For the past few months, self-clearing firms have been participating in the NASD Automated Confirmation Transaction (ACT) service. The ACT service provides for on-line comparison of telephone-negotiated trades within minutes of executing the trade. In addition, ACT reports eligible trades to the tape and, at the end of the trading day, sends all locked-in trades to the National Securities Clearing Corporation (NSCC).

In order to establish ACT as the industry standard for reporting and comparing equity transactions in The Nasdaq Stock Market, the SEC has mandated that all broker-dealers participate in the service.

ACT same-day comparison provides many benefits to all parties concerned — clearing firms and their correspondents (introducing brokers), market makers, and order-entry firms.

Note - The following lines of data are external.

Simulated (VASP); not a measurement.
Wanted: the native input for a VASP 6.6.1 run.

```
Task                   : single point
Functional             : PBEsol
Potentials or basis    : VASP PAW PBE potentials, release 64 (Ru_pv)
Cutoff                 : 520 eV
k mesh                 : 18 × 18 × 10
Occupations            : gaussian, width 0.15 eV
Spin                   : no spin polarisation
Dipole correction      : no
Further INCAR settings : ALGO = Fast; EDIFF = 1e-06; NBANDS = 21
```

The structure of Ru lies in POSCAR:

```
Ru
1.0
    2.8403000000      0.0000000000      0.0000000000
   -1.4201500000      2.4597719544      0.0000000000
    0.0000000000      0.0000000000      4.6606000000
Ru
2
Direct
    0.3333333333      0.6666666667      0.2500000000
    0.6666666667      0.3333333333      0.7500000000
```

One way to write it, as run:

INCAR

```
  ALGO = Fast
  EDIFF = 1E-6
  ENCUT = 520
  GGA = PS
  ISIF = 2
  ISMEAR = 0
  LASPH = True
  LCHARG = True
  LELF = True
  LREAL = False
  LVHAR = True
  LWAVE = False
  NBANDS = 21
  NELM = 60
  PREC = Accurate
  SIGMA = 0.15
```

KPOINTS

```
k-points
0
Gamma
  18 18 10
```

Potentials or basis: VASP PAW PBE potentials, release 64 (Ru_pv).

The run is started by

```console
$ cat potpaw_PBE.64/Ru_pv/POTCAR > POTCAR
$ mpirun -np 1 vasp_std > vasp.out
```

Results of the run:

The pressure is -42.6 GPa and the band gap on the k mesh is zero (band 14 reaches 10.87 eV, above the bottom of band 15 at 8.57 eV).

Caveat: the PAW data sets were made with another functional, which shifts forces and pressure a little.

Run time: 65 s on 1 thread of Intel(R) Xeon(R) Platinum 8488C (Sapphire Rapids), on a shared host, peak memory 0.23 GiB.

Among the features ACT provides are same-day comparison for matching of purchases and sales; on-line browsing of open and locked-in trades; ability to clean up open trades directly from a browse screen; off-line, end-of-day aggregate match processes; T+l "as of" trade entry; and clearing-firm risk management capabilities. The NASD also offers access to the ACT Service Desk for firms executing an average of five or fewer trades per day.

Finally, on November 26, 1990, over-the-counter transactions in listed stocks began being compared through ACT.


After completing a trade in a Nasdaq/NMS, other Nasdaq, or listed CQS security, each participant reports trades to the ACT system through a Nasdaq WorkstationSM terminal or Computer-to-Computer Interface (CTCI). The custom-designed ACT menu leads the Workstation user through entry (via a short form entry in the dynamic quote partition or a longer entry format in a separate ACT partition) as the trade report is entered as either a market maker or an order-entry firm. These entries are explained in detail in the ACT User Guide.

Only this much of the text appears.